Sometimes, you can tell which language a word comes from by the sound of it. If you heard or saw a word like as-saqiyah or pozhalujsta or mokele-mbembe, you would probably be able to hazard a guess about the language. What do you think? The first, of course, is Arabic, the second Russian and the third is from an African language called Lingala. When I hear a word like lollygag, it sounds very English to me. It sounds like mollycoddle or hornswoggle or guttersnipe. It doesn’t sound like Irish, however much that Irish might have been changed in transition between languages.

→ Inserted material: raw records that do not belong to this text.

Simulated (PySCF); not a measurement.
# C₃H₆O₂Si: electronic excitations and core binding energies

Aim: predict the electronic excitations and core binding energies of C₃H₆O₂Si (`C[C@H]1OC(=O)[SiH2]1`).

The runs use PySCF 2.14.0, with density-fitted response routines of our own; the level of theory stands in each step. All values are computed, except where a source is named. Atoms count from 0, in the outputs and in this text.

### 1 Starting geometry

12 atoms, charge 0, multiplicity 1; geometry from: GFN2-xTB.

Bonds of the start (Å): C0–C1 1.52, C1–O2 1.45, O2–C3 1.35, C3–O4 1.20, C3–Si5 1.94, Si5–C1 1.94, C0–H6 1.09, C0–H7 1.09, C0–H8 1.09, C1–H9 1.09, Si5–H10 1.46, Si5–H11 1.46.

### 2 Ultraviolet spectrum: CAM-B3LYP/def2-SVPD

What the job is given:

Lollygag, meaning idling or necking, first makes its appearance in the USA in the 1860s. Most experts regard it as coming from the English word loll, as in ‘lolling about’. This seems reasonable, as lolling is very similar to the core meaning of lollygagging. Daniel Cassidy, in his absurd apology for a book, How The Irish Invented Slang, disagrees. He claims that the word ‘lollygag’, comes from the Irish leath-luighe géag, which he claims means ‘a reclining, leaning, lolling youth.’ Anyone who speaks any Irish at all will immediately realise that there are a number of problems with this.
Admittedly leath-luighe (leathluí in modern spelling) does mean reclining or lying on your side (as does loll in English, of course), but the primary meaning of géag is limb, or arm, or arm of the sea, or a branch of a family. One obscure and poetic meaning is ‘a youth’ or ‘young person’, but this is not the meaning that an Irish speaker would usually take from the word in the absence of other contextual clues. And the version given by Cassidy makes no sense at all in terms of Irish grammar. Leath-luí is not an adjective, and anyway adjectives need to come after the noun in Irish. So leath-luí géag could never mean ‘reclining youth,’ even if you ignore the unsuitability of the word géag for a young person in ordinary conversation.
You would also have to account for why Irish immigrants didn’t use one of the many words which are similar in meaning to lollygag, words like learaireacht, scraisteacht, leadaíocht.
Like almost all of the phrases given by Cassidy in this trashy con-trick of a book, this is not real Irish. It doesn’t look or sound like real Irish and the only person who has ever claimed that it is Irish was the American con-man who made it up, a liar and charlatan who didn’t know any Irish at all.